After the war, Vigness returned to South Dakota, spending his life working in Flandreau as a teacher and then as a school superintendent, before retiring in 1988.

Over the past 25 years, friends and family have continually worked to see Vigness be decorated with the award that they believed he deserved.

Vigness himself downplayed the need for recognition.

“I’ve gotten along without it this far, so I can get along the rest of the way,” Vigness said in a 2016 interview.

A breakthrough came when Sen. Rounds was able to speak directly with Secretary of the Navy, Richard Spencer, about Vigness’s award. On Jan. 17, 2018, Spencer was able to notify Rounds that Vigness had been awarded the Purple Heart.

“It is an honor to participate in the Purple Heart Medal Ceremony for Mr. Vigness, especially knowing how many years he and his family spent seeking to obtain the Purple Heart,” said Rounds. “My only wish is that he could have been recognized for his service and the injuries he sustained earlier. We are forever thankful to Mr. Vigness for the sacrifices he made to defend our country.”

Reservists from NOSC Sioux Falls, as well as many retired Navy personnel, were on hand to pay tribute to a fellow Sailor receiving his long-delayed due.

“If you look around you today, you will see that I am joined by many men and women in uniform that are here to show their respect for one of our World War II veterans, and the sacrifices he made over seventy years ago,” said Carswell. “Many, in fact, maybe a majority of these uniformed members here are from the reserve military. They do great deeds for our nation.”

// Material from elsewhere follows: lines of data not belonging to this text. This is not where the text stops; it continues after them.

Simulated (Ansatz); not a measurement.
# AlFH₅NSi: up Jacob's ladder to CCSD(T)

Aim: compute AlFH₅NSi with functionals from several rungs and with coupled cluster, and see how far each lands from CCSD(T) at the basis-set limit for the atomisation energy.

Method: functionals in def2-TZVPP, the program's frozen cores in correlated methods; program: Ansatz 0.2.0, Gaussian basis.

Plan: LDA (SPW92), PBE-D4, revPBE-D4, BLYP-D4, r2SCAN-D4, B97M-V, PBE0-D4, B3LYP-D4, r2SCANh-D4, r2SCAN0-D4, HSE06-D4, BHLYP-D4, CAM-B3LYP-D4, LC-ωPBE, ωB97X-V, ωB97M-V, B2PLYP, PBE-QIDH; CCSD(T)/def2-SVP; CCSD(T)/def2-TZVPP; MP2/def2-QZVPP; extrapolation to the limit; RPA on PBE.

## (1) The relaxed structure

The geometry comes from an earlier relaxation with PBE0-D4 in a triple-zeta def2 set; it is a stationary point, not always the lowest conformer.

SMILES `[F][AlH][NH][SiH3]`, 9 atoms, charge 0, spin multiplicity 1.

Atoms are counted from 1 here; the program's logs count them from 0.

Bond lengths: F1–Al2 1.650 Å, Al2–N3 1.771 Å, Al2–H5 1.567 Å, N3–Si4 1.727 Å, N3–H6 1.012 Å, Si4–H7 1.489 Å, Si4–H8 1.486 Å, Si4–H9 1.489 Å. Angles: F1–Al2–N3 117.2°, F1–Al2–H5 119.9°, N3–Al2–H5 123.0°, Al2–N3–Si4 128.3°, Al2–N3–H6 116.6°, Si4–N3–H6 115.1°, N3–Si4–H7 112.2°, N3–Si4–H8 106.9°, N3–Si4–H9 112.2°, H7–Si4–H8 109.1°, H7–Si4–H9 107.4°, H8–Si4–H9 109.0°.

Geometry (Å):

Carswell also had the chance to speak with Rounds about the role of the Navy Reserve. There are approximately 100,000 men and women in the Navy Reserve, providing a flexible supply of manpower to support critical missions around the world. Around 3,000 Reservists are mobilized on active duty any given time.

The Navy has long had an impact on South Dakota, through veterans and Reservists who live and work in the state. Though not as visible in other parts of the country, these service members help strengthen the fabric of life in local communities.